Rep. Tom Davis took the first step toward making good on his promise to repeal the provision requiring every agency to name a chief privacy officer.
The Virginia Republican earlier this week introduced a one-sentence bill that would remove Section 522 of the Transportation, Treasury and General Government Appropriations Act of 2005.
Congress referred the bill, HR 1271, to the House Government Reform Committee, which Davis chairs, meaning the legislation will make it through committee quickly and onto the House floor for a vote.
'I strenuously oppose Section 522 of the [act] requiring that each federal agency have a privacy officer to carry out duties relating to the privacy and protection of personally identifiable information,' Davis said last year during the debate on the appropriations bill. 'These federal information security functions are an intrinsic part of existing federal information policy. They are the responsibility of the agency CIO. Therefore, privacy officers are unnecessary.'
Davis was so bothered by the requirement that he introduced two bills in late December even before President Bush signed the appropriations legislation into law. One bill would repeal the provision; another would water it down so the privacy officer would assist the CIO [See GCN story].
The Office of Management and Budget is determining whether the provision applies governmentwide or just to the specific agencies in the Transportation and Treasury act.

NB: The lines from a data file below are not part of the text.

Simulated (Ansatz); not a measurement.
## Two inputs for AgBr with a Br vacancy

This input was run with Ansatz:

In other legislative news, the committee also recently passed the Program Assessment and Results Act, sponsored by Rep. Todd Platts (R-Pa.).
The bill, HR 185, would require OMB to assess the performance of every federal program at least once every five years. The PAR Act mirrors what OMB is doing with its Program Assessment Ratings Tool (PART).
A similar bill passed the committee last year but was not considered by the House.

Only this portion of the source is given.